Detect Objects Using Deep Learning (Image Analyst Tools)

Summary

Runs a trained deep learning model on an input raster to produce a feature class containing the objects it finds. The features can be bounding boxes or polygons around the objects found or points at the centers of the objects.

This tool requires a model definition file containing trained model information. The model can be trained using the Train Deep Learning Model tool or by a third-party training software such as PyTorch. The model definition file can be an Esri model definition JSON file (.emd) or a deep learning model package, and it must contain the path to the Python raster function to be called to process each object and the path to the trained binary deep learning model file.

Usage

You must install the proper deep learning framework Python API (such as PyTorch) in the ArcGIS Pro Python environment; otherwise, an error will occur when you add the Esri model definition file to the tool. Obtain the appropriate framework information from the creator of the Esri model definition file.
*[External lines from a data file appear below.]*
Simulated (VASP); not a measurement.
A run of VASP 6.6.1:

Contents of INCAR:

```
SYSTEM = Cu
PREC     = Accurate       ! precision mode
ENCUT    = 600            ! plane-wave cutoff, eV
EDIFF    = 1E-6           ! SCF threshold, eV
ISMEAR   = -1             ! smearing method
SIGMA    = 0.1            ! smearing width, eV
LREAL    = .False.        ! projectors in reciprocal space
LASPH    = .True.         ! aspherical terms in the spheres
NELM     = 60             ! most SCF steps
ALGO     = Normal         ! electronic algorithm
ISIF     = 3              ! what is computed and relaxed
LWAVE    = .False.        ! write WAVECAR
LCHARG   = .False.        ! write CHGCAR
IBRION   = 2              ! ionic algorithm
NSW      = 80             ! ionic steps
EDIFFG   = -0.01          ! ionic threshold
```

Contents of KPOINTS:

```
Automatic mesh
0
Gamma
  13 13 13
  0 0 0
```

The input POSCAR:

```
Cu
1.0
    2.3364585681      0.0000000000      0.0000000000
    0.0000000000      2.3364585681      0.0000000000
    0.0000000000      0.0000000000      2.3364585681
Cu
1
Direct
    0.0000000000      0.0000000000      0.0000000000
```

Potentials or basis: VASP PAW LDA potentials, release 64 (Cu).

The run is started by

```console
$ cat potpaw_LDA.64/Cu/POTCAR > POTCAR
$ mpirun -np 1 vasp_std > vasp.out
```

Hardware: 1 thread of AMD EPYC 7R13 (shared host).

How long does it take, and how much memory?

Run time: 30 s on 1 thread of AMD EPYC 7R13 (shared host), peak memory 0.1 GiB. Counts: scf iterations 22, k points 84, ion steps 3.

To set up your machine to use deep learning frameworks in ArcGIS Pro, see Install deep learning frameworks for ArcGIS.
This tool calls a third-party deep learning Python API (such as PyTorch) and uses the specified Python raster function to process each object.
Sample use cases for this tool are available on the Esri Python raster function GitHub page. You can also write custom Python modules by following examples and instructions in the GitHub repository.
The Model Definition parameter value can be an Esri model definition JSON file (.emd), a JSON string, or a deep learning model package (.dlpk). A JSON string is useful when this tool is used on the server so you can paste the JSON string rather than upload the .emd file. The .dlpk file must be stored locally.
The tool can process input imagery that is in map space or in pixel space. Imagery in map space is in a map-based coordinate system. Imagery in pixel space is based on rows and columns with no rotation and no distortion. The reference system can be specified when generating the training data in the Export Training Data For Deep Learning tool using the Reference System parameter. If the model is trained in a third-party training software, the reference system must be specified in the .emd file using the ImageSpaceUsed parameter, which can be set to MAP_SPACE or PIXEL_SPACE.
For oriented imagery layers, the processing will always occur in pixel space. When pixel space is used for processing, the pixel space detections are preserved in the output table in the IShape field.
Increasing the batch size can improve tool performance; however, as the batch size increases, more memory is used. If an out of memory error occurs, use a smaller batch size. The batch_size value can be adjusted using the Arguments parameter.
Batch sizes are square numbers, such as 1, 4, 9, 16, 25, 64 and so on. If the input value is not a perfect square, the highest possible square value is used. For example, if a value of 6 is specified, the batch size is set to 4.
Use the Non Maximum Suppression parameter to identify and remove duplicate features from the object detection. To learn more about this parameter, see the Usage section of the Non Maximum Suppression tool. When the inputs are oriented imagery layers, the duplicates are retained with null ground geometries.
Use the Process candidate items only option for the Processing Mode parameter to only detect objects on select images in the mosaic dataset. You can use the Compute Mosaic Candidates tool to find the image candidates in a mosaic dataset and image service that best represent the mosaic area.
This tool supports and uses multiple GPUs if available. To use a specific GPU, specify the GPU ID environment. When the GPU ID is not set, the tool uses all available GPUs. This is the default.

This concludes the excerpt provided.